It's not a single vendor initiative. Red Hat feels as much ownership of this as we do. Um, you know, when the, when the time is right and we find the right foundation, you know, we'll look to bring the, the core runtime into a foundation. And by doing that we get a lot of value. It's not just about, Hey, you know, there's extra engineers.

Like those radar people are really smart. They understand enterprise, they understand what the challenges are. They, they're working in the space. They bring their own, um, perspectives and they, that they make it better because. Of who they are. Um, and as we've, we've kind of been looking at the use of Tool Hive.

There's, there's a lot of other organizations out there that are starting to embrace it. You know, like we, we, we find, you know, kind of every other day we have a conversation where [00:36:00] there's some new exciting West Coast Tech company that's, that's adopted Tool Hive and is using it and they want something in the community or they, they want whatever.

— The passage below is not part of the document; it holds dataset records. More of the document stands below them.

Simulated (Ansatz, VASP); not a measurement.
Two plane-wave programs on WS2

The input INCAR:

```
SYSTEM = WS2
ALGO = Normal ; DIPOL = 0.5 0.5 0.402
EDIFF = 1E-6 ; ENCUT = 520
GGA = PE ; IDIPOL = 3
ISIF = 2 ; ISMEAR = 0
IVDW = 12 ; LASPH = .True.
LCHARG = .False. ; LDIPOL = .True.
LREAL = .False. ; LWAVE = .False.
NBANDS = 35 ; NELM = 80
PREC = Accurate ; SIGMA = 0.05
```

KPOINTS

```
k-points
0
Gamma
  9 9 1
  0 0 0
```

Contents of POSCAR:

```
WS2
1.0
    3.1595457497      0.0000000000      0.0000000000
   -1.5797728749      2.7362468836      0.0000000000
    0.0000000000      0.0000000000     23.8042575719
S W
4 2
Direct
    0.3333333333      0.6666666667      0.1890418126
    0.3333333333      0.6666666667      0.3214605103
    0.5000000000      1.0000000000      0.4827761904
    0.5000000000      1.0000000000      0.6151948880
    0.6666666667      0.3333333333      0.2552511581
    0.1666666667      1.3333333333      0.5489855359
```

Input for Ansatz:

And so if you're building a platform, having a, you know, built an open source core just creates. A far more rapid path to engagement and adoption. Um, and I don't feel like Stacklok has to own this. It's, it's not our intent to like own the platform story. Mm-hmm. Like we want to create value around it. We want it to become ubiquitous.

We want everyone to embrace it. And by starting with kind of community-centric open source core, we have a, you know, we have a better opportunity to create something that will have a Kubernetes like durability. Then just another flash in the pan. Um, you know Right. AI startup.

Mehmet: Right. Greg, like you mentioned about your, your, your team.

So compared to how you built engineering teams before and you know how you built engineering teams today, so in this age of ai, like what skills are [00:37:00] becoming like less important and which ones like are like non-negotiable when building your team today?

Craig: You know, it's interesting, um, and it's, you know, like when you start looking at the space, there's, there's definitely this process of becoming AI capable, AI aware, you know, kind of ai, uh, sort of maximalist if you will.

Like, um, there's a, there's a, there's a change in mindset. There's this growing awareness of, of how to deploy these tools. Like there's an inordinate amount of emphasis on context engineering versus, um. Systems engineering, you know, like this, this, this, this, this nominal idea that knowing like, you know, understanding what these models understand, not just what they know and, and how to kind of start to, you know, contextualize it is, is important.

But I think that's something that can be learned, right? Like it's, it's, it's not something that, it's like you have it or you don't have it. Like, um, you know, being an expert in context engineering is something that you can grow over time. Uh, and I think it's a lot easier to teach a great [00:38:00] engineer that has really strong.

Engineering foundations fundamentals, uh, that has excellent attention to detail that has, you know, kind of, uh, deep sophistication that's able to reason about relatively complex systems and how they interact, um, that has experience with, with those types of, of systems to, to become, um, you know, to become an, an expert in context engineering.

But the, the one thing that, that I think is like, you have to be AI curious, right? Like this, the, the, I think the thing that, that. Is that sort of like the, the, like this, these kind of two hard lines for me. Like one hard line is you have to be a great engineer, by the way. I think about a great engineer. So being able to actually see the systems, understand the patterns, uh, reason about the deconstruction of the problem.

Smaller pieces execute against that with attention to detail like that, that you, you could, you continue to have to have. But this new thing is you have to be our curious, um, like, I don't know how to better describe it. If you're an engineer that just delights in writing code by hand and you just wanna sit in a room and produce [00:39:00] beautiful code by hand, um, you're not gonna have a job in, in, in five years.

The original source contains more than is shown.